However, this is not a simple narrative of Azerbaijan resisting Russian dominance. It is a complex struggle over energy routes, regional influence, and the future of the South Caucasus, where Western alignment with Baku risks undermining critical priorities, including potential U.S.-Russia engagement on Ukraine and arms control.
The immediate spark came in June, when Russian security forces raided alleged Azerbaijani-linked criminal networks in Yekaterinburg, resulting in the deaths of two Russian nationals of Azerbaijani origin and arrests of more suspected mobsters. Baku condemned the raids as ethnically motivated, while Moscow claimed the deaths were due to natural causes.
The fallout was swift: Azerbaijan arrested Russian nationals, including Kremlin-linked media employees accused of espionage and seemingly random expatriates, while state-backed media in Baku launched a fierce anti-Russian propaganda campaign.

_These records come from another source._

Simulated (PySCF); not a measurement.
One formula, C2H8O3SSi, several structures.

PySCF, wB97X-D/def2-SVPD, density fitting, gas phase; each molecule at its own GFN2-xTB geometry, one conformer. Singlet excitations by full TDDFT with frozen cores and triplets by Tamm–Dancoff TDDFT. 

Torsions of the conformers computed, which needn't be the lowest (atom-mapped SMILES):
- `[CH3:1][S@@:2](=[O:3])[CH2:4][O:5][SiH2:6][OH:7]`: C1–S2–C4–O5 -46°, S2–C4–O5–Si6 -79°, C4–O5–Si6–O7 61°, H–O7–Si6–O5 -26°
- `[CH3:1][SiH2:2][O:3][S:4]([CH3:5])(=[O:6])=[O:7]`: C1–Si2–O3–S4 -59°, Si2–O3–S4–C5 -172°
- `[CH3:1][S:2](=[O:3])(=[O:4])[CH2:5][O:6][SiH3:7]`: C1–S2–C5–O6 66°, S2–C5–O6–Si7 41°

This clash built on deeper tensions. Since Azerbaijan’s 2023 reconquest of Nagorno-Karabakh, which sidelined Russian peacekeepers and exposed Moscow’s waning regional influence, President Ilham Aliyev has pursued an assertive foreign policy. Aliyev’s sharp public criticisms of Russia over the Azerbaijan Airlines plane crash in Russian airspace in December 2024 — in which he demanded accountability, compensation, and justice—signaled a newfound combativeness toward Moscow, marking a departure from Baku’s traditionally cautious diplomacy with its powerful neighbor.
Backed by Turkey and courted by the West for its energy exports, Azerbaijan aims to dominate the South Caucasus and serve as a critical energy hub for Central Asian exports to Europe that bypasses Russia.
Baku’s ambitions center on the proposed Zangezur Corridor, a transit route through Armenia connecting Azerbaijan to its Nakhchivan exclave and Turkey. This corridor, under prospective Ankara-Baku control, aligns with Western efforts to reduce reliance on Russian hydrocarbon export but is strongly opposed by both Russia and Iran, who fear it would bolster Turkish influence at their expense.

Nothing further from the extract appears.